Viewing the World as Connections

Cataphora’s technology models data as a graph of interconnections, showing relationships between data items. Items of data such as emails, spreadsheets, instant messages, phone calls, and expense reports are characterized by their various forms of content and metadata. All of these elements can be broken apart and recombined to form new evidence types – text contains topics and textblocks, aliases and names belong to people, people form cliques. These additional items are represented as new vertices in the graph and new connections (i.e. edges) are formed among them and with the original data items.

The advantage of this approach is that by creating a library of graph analysis algorithms that are robust, flexible, and combinable, we have gained the ability to pull from the evidence graph disparate important structures, many of which re-enter the evidence graph to make yet more structure apparent.

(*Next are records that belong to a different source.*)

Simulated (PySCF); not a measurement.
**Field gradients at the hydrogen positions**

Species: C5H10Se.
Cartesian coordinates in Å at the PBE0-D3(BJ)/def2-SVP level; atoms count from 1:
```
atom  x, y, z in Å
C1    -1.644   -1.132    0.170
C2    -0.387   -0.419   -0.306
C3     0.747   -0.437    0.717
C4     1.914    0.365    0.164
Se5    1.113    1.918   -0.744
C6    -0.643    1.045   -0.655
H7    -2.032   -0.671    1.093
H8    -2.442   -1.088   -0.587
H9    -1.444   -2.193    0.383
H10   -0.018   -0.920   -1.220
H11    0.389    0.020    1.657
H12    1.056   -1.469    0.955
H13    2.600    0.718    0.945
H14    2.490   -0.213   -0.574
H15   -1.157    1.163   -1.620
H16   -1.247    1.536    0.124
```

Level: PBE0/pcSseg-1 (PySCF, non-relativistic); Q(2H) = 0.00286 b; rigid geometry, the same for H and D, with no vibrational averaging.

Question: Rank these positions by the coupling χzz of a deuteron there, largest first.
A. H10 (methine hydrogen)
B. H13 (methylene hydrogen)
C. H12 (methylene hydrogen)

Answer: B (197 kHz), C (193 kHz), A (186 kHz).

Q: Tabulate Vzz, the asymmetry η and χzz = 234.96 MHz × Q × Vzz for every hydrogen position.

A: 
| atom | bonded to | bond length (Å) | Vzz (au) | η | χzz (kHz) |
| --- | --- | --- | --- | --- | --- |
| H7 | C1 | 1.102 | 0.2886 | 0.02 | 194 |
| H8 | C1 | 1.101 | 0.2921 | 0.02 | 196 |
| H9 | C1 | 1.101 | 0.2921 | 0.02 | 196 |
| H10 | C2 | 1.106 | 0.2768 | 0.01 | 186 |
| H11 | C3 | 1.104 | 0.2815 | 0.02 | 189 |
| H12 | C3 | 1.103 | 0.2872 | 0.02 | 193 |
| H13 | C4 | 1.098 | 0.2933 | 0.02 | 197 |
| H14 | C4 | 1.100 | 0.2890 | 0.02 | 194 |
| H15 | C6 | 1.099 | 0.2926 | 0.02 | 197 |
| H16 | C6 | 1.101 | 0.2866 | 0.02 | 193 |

Actor detection: seeing people, not accounts

Emails and other communications don’t directly tell us who their senders and recipients are– all they reveal are their addresses, handles, or accounts. The typical office worker has many of these, including at least one per communication channel (email, instant messaging, phone numbers, wikis, bulletin boards, etc.). For many of these channels, a single employee might have numerous accounts, both work-granted and personal. HR and IT systems can often help identify the former, but are no help with the latter. Nor do they help identify the many external persons your employees communicate with, including friends, family, vendors, and customers. Add to this confusion identities not normally viewed as communication channels, including keycard accesses and system logons, and it’s possible for a good deal of information to be missed.

Cataphora’s Actor Detection technology uses behavior and lexical connections to join these various identities together into “actors,” corresponding to actual people. This allows us to view as a unit all data created or consumed by a particular individual. It also provides nuance, showing which channels that individual uses for different purposes.


Discussions™: understanding documents in context

From the evidence graph described above, Discussions can be derived. A Discussion is a set of apparently causally related data – in other words, it is the electronic record of a conversation. Discussions can cross channels of communications, from email to SMS to IM, can include point-events such as keycard accesses, can drift to a degree in terms of topics and actors, and can include items not joined by any aliases. In all of these ways Discussions differ from traditional technologies for joining documents, such as thread reconstruction and various forms of clustering.

Discussions are particularly useful for understanding short or vague communications. Consider the message “Sure, go ahead.” What does this mean? Is this authorization to order lunch, or agreement to commit fraud? By itself, this message conveys little meaning. The sender assumed the recipient could understand it based on previous communications. By rejoining these communications and reforming that context, the meaning becomes apparent again.

Discussions effectively reveal significant structure within unstructured data, connecting actions with their effects. Hence they allow numerous additional analyses that would not otherwise be possible. Workflows, projects, and relationships all manifest themselves via Discussions.


Seeing the whole organization

Using Actor Detection and Discussions, the evidence graph described above can be viewed as a network of interacting individuals. To this richly detailed network, we apply both standard and proprietary social network analysis (SNA) methods. De facto work units become visible, as do the connections between them. Command structure becomes apparent, showing who makes daily decisions, who delegates to whom, and who is held in regard by his or her peers. We can also discern effective job functions, showing how individuals relate to topics and workflows.